The picture dilemma

There will be a day when you will be asked to provide a picture of yourself. Not a sad, grey looking, almost mug-shot like passport photo. This picture will be shown. To people. In public. Please, please, I'll say it again, Please. Don't let it be a selfie. 

no selfie

It doesn't matter how good you look, how the angle is almost realistic, or how well you cropped your stretched out arm. It will look like a selfie. Also, don't be fooled by the HD quality and magic flash aura of professional club pictures. You might look great, but the random people's heads and hands around you, the drink you are holding, and the gravity pose might give it away. What's the gravity pose, you ask? It's the physical phenomenon that acts upon your height making you subject to an extra downward vector equal to the number of girls you're with. From tilting your head to the side, to full knee dropping.

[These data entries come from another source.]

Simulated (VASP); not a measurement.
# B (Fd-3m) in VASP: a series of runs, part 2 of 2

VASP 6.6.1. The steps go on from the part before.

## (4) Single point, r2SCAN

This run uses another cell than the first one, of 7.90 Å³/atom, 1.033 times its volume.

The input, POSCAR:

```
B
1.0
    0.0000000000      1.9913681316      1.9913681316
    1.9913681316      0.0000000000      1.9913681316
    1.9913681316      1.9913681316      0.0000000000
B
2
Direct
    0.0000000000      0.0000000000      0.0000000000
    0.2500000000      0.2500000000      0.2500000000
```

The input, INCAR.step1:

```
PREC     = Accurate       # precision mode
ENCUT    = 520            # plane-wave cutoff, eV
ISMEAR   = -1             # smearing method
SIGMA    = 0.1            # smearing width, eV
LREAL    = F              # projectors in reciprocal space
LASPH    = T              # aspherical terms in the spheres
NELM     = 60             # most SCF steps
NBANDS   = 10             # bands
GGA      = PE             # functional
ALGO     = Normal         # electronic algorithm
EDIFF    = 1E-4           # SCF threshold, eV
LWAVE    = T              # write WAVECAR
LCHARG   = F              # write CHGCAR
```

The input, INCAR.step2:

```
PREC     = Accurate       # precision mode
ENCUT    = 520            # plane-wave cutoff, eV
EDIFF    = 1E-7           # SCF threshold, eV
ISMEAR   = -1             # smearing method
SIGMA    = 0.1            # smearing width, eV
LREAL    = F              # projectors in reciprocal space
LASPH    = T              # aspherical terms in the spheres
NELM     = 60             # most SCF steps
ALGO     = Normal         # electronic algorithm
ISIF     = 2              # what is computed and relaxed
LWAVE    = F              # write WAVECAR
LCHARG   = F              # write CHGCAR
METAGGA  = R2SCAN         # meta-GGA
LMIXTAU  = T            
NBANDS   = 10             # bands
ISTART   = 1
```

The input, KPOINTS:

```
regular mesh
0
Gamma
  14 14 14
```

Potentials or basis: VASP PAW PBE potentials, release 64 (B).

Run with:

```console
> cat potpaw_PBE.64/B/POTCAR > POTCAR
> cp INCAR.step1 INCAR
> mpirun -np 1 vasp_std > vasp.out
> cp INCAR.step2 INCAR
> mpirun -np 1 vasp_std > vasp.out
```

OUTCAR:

I'm telling you this because I, too, did it once. It was for a scholarship ceremony, so I knew I could get away with a cheeky selfie taken on my graduation day. I did it only because I knew the participants' age would be between 18 and 26. Against all odds I was one of the few who presented a selfie. I still think it looked slightly better than the off-colour passport pictures taken at the train station machines. But I might not be objective in this particular case.


Let's just assume that someone simply clicked on your Facebook/Instagram, or even worse, think Myspace(!) profile and picked a picture from there. What would it look like? Thankfully I am a fan of groups and circles. Officially it's to avoid boring high school friends with my hobbies, but really it's to keep Erasmus party pictures as private as possible.